From a data protection perspective, this was not just a) stupid and b) mean; it was also a stumble outside the boundaries of the first data protection principle, as set out in Article 5.1.a of the GDPR: ‘lawfulness, fairness and transparency’
Fairness can be a nebulous concept, but a set of processing activities which causes unnecessary distress to individuals and disproportionate harm to working relationships, is very unlikely to meet this standard.
That’s not to denigrate phishing awareness campaigns in general (that’s a topic for another day, because I do actually think they’re usually a waste of time and money), but in this particular instance, instead of posing as a supplier sending an invoice, or a retailer offering discounts, the email purported to be from the MD of the company offering bonus payments. In no Universe at all could that possibly be a fair test of phishing awareness, let alone fair processing of personal data.
Okay, let’s get the c-word out of the way first. This wasn’t email marketing so ePrivacy law requirements for consent don’t apply. No consent needed. Consent is irrelevant. Completely moot. No form or mechanism of ‘consent’ could have made this exercise compliant with data protection law. Article 6.1.a can GTFO, it’s not needed here.

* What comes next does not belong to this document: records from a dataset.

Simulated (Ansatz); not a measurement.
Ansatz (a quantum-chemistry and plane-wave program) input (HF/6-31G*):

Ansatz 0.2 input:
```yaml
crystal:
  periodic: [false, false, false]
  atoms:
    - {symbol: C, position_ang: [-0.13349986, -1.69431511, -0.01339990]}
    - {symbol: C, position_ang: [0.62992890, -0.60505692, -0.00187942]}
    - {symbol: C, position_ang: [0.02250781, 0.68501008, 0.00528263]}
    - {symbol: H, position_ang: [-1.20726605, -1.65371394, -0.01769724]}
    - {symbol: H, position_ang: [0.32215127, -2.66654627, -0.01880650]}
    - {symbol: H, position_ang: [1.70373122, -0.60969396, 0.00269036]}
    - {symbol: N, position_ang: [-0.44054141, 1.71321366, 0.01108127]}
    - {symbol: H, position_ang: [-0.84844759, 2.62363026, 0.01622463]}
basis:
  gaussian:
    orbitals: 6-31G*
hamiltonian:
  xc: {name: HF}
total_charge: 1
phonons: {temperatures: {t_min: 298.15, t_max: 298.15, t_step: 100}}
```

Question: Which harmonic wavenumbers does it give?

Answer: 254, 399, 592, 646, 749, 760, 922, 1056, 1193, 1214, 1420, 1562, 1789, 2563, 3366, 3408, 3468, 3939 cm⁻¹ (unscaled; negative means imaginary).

Although a contract exists between staff and their employer, which would cover some security-related processing (such as logging, account admin, that sort of thing), it cannot be said that this particular phishing awareness campaign was in any way ‘necessary’ to fulfil the terms of that contract. (It wasn’t even helpful in supporting either party to comply with those terms). So Article 6.1.b is off the table.
Compliance with a legal obligation? Nope. There is no law that requires companies to conduct phishing awareness campaigns. That’s a policy choice. Bye-bye Article 6.1.c.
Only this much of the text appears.